Text Twenty-Six
26. The Lord enjoyed in the company of Lord Baladeva and the other cowherd boys and sometimes sat with them on the same stone slab. While sitting they ate simple food like rice, dal, vegetables, bread, and curd, which they had brought from their homes and which they shared in friendly exchanges.
In Bhagavad-gītā the Lord has expressed His willingness to accept fruit, flowers, leaves, and water from His devotee when they have been offered to Him in devotional affection. The Lord can eat anything and everything, because everything is but a transformation of His own energy. But when there is a question of offering Him something, the offerings must be within the range of the eatables the Lord has ordered. We cannot offer the Lord that which He has not ordered. The Personality of Godhead, Śrī Kṛṣṇa, cannot be offered anything beyond the range of good foodstuffs like rice, dal, wheat, vegetables, milk and milk preparations, and sugar. At Jagannātha Purī the Lord is offered such foodstuffs, and in all scriptures the very same foodstuffs are mentioned everywhere.
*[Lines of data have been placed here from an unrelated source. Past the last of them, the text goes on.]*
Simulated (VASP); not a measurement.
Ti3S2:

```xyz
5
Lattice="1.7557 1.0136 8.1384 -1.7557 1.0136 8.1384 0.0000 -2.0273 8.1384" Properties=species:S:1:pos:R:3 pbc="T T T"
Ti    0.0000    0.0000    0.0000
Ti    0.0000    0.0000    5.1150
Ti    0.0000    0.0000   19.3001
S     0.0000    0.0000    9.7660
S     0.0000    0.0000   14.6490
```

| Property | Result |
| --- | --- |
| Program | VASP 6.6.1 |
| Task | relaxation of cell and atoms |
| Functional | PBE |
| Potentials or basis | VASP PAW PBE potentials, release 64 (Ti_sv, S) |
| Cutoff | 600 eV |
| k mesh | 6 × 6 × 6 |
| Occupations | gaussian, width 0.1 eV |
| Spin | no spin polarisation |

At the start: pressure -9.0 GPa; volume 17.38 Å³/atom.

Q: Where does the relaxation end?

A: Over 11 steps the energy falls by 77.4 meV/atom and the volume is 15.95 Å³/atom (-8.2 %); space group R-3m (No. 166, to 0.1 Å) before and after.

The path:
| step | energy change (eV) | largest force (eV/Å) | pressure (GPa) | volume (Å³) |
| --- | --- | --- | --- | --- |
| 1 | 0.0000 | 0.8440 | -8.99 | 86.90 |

The Lord is never hungry, nor does He require any food to fill His empty stomach. He is complete in Himself. Yet He always mercifully eats the foods offered by His devotees in sincere affection. The cowherd boys brought simple foodstuffs from home, and the Lord, who is constantly served by hundreds and thousands of goddesses of fortune, is always glad to accept such simple foodstuffs from His devotee friends. All the relatives of the Lord are His devotees only, and they are situated in different transcendental mellows as friends, parents, and lovers. The Lord derives transcendental pleasure by accepting services from His various grades of devotees, who are situated in various grades of rasas. These transcendental rasas are pervertedly reflected in the material atmosphere, and thus the spiritual living being, out of ignorance only, vainly seeks the same bliss in matter.